The Children Law Center's Judith Sandalow and D.C. Council member David Catania.
WAMU/Andrew Katz-Moses
The Children Law Center's Judith Sandalow and D.C. Council member David Catania.

Students in special education programs in D.C. would gain additional rights and be provided with additional services under a package of legislation introduced Tuesday.

The proposals, introduced by Council member David Catania (I-At Large), include changes such as one requiring students with special needs to be evaluated within 60 days, instead of 120.

Parents would be given written information to review before meetings and be able to visit their child's classroom, and the District would expand eligibility for early intervention services and reimburse low-income families for the cost of expert witnesses during education hearings.

"Children get special intervention too late, parents get too little information and schools have too limited a capacity to provide them with that education," says Judith Sandalow of the Children's Law Center, which partnered with Catania to write the bills.

"Every week at Children's Law Center we get dozens of calls. Calls from parents, grandparents, aunts and uncles, all of whom are saying, 'My child's not learning in school and I need help,'" she says.

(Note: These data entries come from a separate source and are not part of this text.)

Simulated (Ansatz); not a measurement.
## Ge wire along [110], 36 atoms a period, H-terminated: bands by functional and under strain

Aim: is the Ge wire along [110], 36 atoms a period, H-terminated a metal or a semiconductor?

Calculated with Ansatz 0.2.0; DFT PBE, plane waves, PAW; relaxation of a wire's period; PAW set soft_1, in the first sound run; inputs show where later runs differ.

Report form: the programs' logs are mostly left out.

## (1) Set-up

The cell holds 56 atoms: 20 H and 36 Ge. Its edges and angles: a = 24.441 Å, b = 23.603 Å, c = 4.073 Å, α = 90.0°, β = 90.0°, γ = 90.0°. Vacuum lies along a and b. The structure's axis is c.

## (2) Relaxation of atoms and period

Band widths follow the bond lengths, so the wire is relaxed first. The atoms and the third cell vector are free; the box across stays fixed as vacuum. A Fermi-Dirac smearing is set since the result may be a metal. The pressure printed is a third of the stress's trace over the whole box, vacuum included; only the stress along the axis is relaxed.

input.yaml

Close to 13,000 of the 84,000 students attending D.C. public and charter schools receive individualized educational programs, a common marker for special education students. The majority of those — some 8,100 — attend traditional public schools.

According to the Office of the State Superintendent of Education, over 4,200 students suffer from specific learning disabilities, while 1,400 have speech or language impairments, 1,200 have emotional disturbances and 1,100 have developmental disabilities.

Parents and advocates have long complained of the quality of the services that special education students receive, and for years D.C. placed students in private schools as required by a federal law. Mayor Adrian Fenty and Mayor Vince Gray have moved to place more students in public or charter schools, and in late 2012 a federal judge lifted oversight of the city's busing of students to private schools inside and out of the city.

In 2013, over 1,800 special education students remained in private schools, down from over 2,000 in recent years.

Catania, who is also running for mayor, says the outcomes for students with special needs in D.C. schools are appalling. According to 2013 test results, 19 percent are proficient in reading and 24 percent are proficient in math.

"The statistic that is most ingrained in my mind is the graduation rates of our children with special needs and especially within DCPS with less than 40 percent of special needs graduating on time, he says. "That has to resonate."

Catania says there's a great deal of mistrust of D.C. schools among parents of children with special needs. Another measure he's pushing for is to have independent, neutral hearing officers, rather than ones under the Office of the State Superintendent of Education.

"They've been some who have been concerned that because OSSE oversees the contract for these administrative judges that the process isn't fair and transparent. That OSSE puts pressure on its agents to rule against parents," he says.

He's also calling for charter schools to take more responsibility for students with special needs, rather than, as he says. "rely on DCPS." The proposals allow charter schools to establish a preference in the school lottery system for students with particular disabilities so they can create targeted programs.

Catania says he hasn't calculated what all these changes might cost the city, but says that inaction could have a higher price tag over the long term.

"That's an area of expertise for the Chief Financial Officer. But I'd also caution people to keep in mind what is the collective cost of our historical failure to address special needs?" he says.

Catania chairs the D.C. Council's education committee. Last year he introduced a package of seven bills aimed at the city's public schools. Catania says he would like to hold hearings on the proposals in June and have the changes voted on before the end of the year.